Updated: 2:10 p.m. Saturday, Oct. 29, 2011 | Posted: 2:09 p.m. Saturday, Oct. 29, 2011

Yuengling is good news for local beer lovers, bar owners

Introduction has already generated 20 new jobs at Dayton distributor.


Yuengling is good news for local beer lovers, bar owners photo
Steve Whitaker loads cases of Yuengling beer into a distribution truck at Heidelberg Distributing on Leo Street. The upcoming arrival of Pennsylvania-native Yuengling beer to the Dayton market is highly anticipated by local beer lovers and business owners alike.

By Mark Fisher

Staff Writer

Southwest Ohio businesses that distribute and sell beer are hoping the arrival of the Pennsylvania-based Yuengling brand to the Dayton and Cincinnati markets will be a shot in the arm for their bottom line.

And there’s evidence their hopes will come true: The brand’s introduction into western Ohio already has generated 20 new jobs at its Dayton-based distributor, and the extent of customer enthusiasm and anticipation for the products of America’s oldest brewery has reached a level not seen since the introduction of Coors beers into Ohio three decades ago, local retailers say.

Several Dayton-area bars are jockeying to be the first to serve the draught versions of Yuengling Lager, Light Lager and Black & Tan and are planning to open early on Monday — by 6 a.m. in some cases — to be the first to slake the thirst of Yuengling enthusiasts.

The beers’ popularity already has pushed back the introduction of Yuengling (pronounced “Ying-Ling”) in bottles and cans to Dayton and Cincinnati markets by two weeks to Nov. 14, according to brewery officials and the brewery’s local distributor, Heidelberg Distributing Co.

The beer was introduced into the Cleveland and Columbus markets in early October, and the beer sold so well there that the brewery couldn’t keep up with demand while also gearing up for a planned Oct. 31 roll-out in southwest Ohio and Toledo. Brewery officials decided early last week to postpone the roll-out of cans and bottles until Nov. 14, while still planning to introduce the beer in draught form in local bars on Monday.

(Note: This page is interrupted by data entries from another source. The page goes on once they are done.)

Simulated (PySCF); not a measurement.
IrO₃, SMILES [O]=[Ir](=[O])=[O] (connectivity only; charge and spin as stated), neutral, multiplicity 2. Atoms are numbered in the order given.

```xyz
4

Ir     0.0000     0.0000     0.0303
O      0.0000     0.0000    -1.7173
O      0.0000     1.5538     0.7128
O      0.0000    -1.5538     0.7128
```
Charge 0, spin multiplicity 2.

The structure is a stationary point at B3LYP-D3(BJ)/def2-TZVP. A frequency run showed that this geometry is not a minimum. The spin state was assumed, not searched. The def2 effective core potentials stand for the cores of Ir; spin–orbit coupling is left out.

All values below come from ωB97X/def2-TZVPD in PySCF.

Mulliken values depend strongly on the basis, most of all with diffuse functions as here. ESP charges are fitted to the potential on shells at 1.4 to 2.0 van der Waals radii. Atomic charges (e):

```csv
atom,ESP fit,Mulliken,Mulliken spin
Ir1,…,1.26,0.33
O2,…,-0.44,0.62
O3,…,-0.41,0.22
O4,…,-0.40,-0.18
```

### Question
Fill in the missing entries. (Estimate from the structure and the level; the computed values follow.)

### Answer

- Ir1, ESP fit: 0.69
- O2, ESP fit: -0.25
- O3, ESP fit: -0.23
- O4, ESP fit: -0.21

“We put in a pretty aggressive plan in northern Ohio, but the customer response was so overwhelming — in some cases triple what we expected — that it really backed us up,” said Pat Noone, business development manager for the privately held brewery.

Mif Frank, co-owner of Arrow Wine & Spirits’ Far Hills Avenue store, said Yuengling “is the most highly anticipated beer to arrive in this area — ever.”

Frank said the delayed rollout of cans and bottles forced him to cancel the Kettering Arrow store’s plans to open an hour early and host an all-day, drop-in beer tasting this Monday, but will likely reschedule the special event to Nov. 14.

He expects a crowd. “We’ve gotten calls almost daily asking about this beer for the last five years,” Frank said. Now that word has spread that the brand is on its way to southwest Ohio, “we get calls at least five times a day.”

Why the fuss?

Harry Schuhmacher — San Antonio-based beer industry analyst and publisher of Beer Business Daily, a daily newsletter covering the commercial beer industry — said Yuengling “is the fastest-growing beer company in the country” despite the fact that its beer is distributed in only 14 states. Its growth has been based more on its success in capturing market share in existing markets rather than rapid expansion into new states, Schuhmacher said.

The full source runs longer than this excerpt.